Wednesday, September 4, 2013

Additional Resources on Our Website

Go to the Public website for our course and click on any of the links under Authors, Writing and Research, or General Resources (under the Links section). Write a comment here about 1-2 resources you find, what you may have found that seems interesting in terms of our course, and what might be helpful on that link for your classmates. The Public website can be accessed through the link on the right side of this blog.

(If you find any dead or broken links, please send me an email message.)


  1. I followed the link to Steve Brewer's blog titled Home Front. He has some interesting blog posts ( going all the way back to 2007) and you can even comment!

    I think we can learn a lot about him through his posts before Monday when he comes to speak to us. It seems like he prefers to write crime novels, which would explain A Box of Pandoras. He also posted something about three novels he will be writing and publishing soon. It seems like all three are set in Albuquerque! Maybe we can ask him about this on Monday and see how much he can tell us, since he writes that he has a contract pending on the books.

    In his blog he also commented about teaching at UNM Honors College. I didn't know he taught here! It seems like he is constantly writing short stories and novels, so I wonder how difficult it must be to write short stories, have contracts pending, and teach at UNM.

    In his blog he mentions that in his novels he incorporates humor, which he doesn't do in his short stories. By reading his blog posts you can tell he is a funny guy. I really like his slogan under the “About Me”: “I write books about crooks”.
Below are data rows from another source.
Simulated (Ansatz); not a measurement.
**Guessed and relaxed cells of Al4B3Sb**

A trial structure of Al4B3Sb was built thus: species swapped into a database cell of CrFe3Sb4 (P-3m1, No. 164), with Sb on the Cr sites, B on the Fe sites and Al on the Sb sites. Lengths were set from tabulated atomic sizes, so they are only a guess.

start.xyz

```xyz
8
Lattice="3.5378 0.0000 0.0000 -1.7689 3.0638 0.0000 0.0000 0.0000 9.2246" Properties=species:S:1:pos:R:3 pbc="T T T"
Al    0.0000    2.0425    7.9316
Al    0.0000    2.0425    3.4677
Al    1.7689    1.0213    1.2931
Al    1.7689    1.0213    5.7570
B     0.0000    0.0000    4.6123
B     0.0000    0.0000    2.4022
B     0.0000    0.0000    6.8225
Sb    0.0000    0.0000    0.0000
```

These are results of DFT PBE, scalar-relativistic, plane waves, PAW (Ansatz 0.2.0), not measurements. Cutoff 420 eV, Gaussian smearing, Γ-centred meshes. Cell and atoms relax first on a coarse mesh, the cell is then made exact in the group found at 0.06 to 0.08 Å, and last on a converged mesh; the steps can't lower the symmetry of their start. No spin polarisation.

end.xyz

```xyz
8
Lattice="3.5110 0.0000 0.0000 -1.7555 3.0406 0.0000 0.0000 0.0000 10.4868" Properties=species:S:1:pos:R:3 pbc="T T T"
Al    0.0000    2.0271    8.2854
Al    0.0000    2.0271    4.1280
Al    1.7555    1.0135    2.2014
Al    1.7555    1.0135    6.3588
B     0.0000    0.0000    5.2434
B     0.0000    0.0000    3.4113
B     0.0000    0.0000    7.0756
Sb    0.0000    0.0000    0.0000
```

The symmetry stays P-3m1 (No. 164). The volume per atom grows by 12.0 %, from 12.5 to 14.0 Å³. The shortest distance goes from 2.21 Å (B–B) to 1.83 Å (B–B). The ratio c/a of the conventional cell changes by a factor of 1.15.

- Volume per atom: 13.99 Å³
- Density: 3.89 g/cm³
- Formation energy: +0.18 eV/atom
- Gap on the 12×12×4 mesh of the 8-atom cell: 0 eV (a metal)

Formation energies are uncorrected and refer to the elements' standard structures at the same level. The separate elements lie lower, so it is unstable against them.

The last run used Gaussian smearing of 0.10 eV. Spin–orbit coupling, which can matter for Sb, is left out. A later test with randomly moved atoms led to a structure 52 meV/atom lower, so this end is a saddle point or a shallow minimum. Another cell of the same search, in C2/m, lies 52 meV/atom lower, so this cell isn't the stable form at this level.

  2. I went to the Purdue MLA Formatting link, which I actually needed for my Spanish class. I had been told to write an essay in MLA format, and didn't quite know what MLA format was beyond how the bibliography was done, so I'm really glad I found this resource.
    I also went to Steve Brewer's biography on Amazon, and learned that his book "Lonely Street" had been turned to an movie with actors that I actually know. I haven't seen it, but good for him.

  3. I had heard of and visited most of the links on the writing resources page because I work as a writing tutor for CAPS and we use many of the links ourselves. There was one that I hadn't seen so I clicked on it. It was the link called Zotero. It was very interesting. Basically you download their software and as you do research you can save the pages and the information and then later you can build your bibliography. It seems like it would be really useful! I usually bookmark the pages I visit and then I have to collect all the information I need manually later. Zotero seems very easy and simple.

    I also visited the author link page. I wish I had seen this page bofore our class with Dr. Thomas. It would have come in handy. I ended up clicking on a few links but the one called Wordharvest writing tip from Steve brewer. It was a youtube video where he gave tips about writing. I really likes it because its not tipical. Everything else was a website or something written and this was a video. I also liked it because I got an idea of what he looks like and how he talks. It gave me a good sense of what to expect on Monday.

  4. I went to the writing a thesis section and I found it helpful because writing a thesis is something a lot of people undermined. A thesis is in fact probably one of the most important parts of writing an essay if not the most important part. While being one of the most important parts it is also one of the most difficult, especially for me. The thought of placing the idea of my entire essay in a single sentence kills me. I anticipate relying on this resource quite strongly when the time comes for me to write my Leslie Silko research paper. Thank you for giving us these resources!

  5. I looked under the Writing a Thesis section, because that is where I have the most trouble on when I’m writing an essay. My essays tend to have many themes and ideas and that makes it hard for me to pinpoint what I want to prove or disclose to the reader in just a sentence or two. I went to the specific link “How to Write a Thesis Statement” and the writers gave me good tips on how to first pick a thesis statement. Then they give certain criterias that your statement must have to give it more strength. As Summer said it is the most important part of the essay and if your thesis statement isn’t clear or strong enough to support itself the essay won’t be appealing to the readers.

  6. I checked out the "Evaluating Web Pages" section, specifically the link to Berkeley's page on the subject. I thought I was very good at telling when a website was reputable (looking for .org or .edu rather than .com, that sort of thing), but their list is much more exhaustive than that. They tell you how to see if a particular user of a larger website wrote the page, how to see how old the information of a site is, and how to see if other people link to the page for additional information. This is particularly important in an age where a quick Google search can get me an answer faster than going to the library and doing old-fashioned research.

    I also looked at V.B. Price's website, since I'll be leading his discussion in a few weeks. It's such a great resource to see what his writing will entail before I ever glance at one of his poems. I love what he says about himself: "I won’t glorify my standoffishness by calling myself an outsider, but I am a stubborn character, anti-social when it comes to being influenced, eccentric in the sense of needing to be utterly free, while well disguised in normalcy, and a believer in the ordinary genius of everyone." It makes me actually look forward to his talk!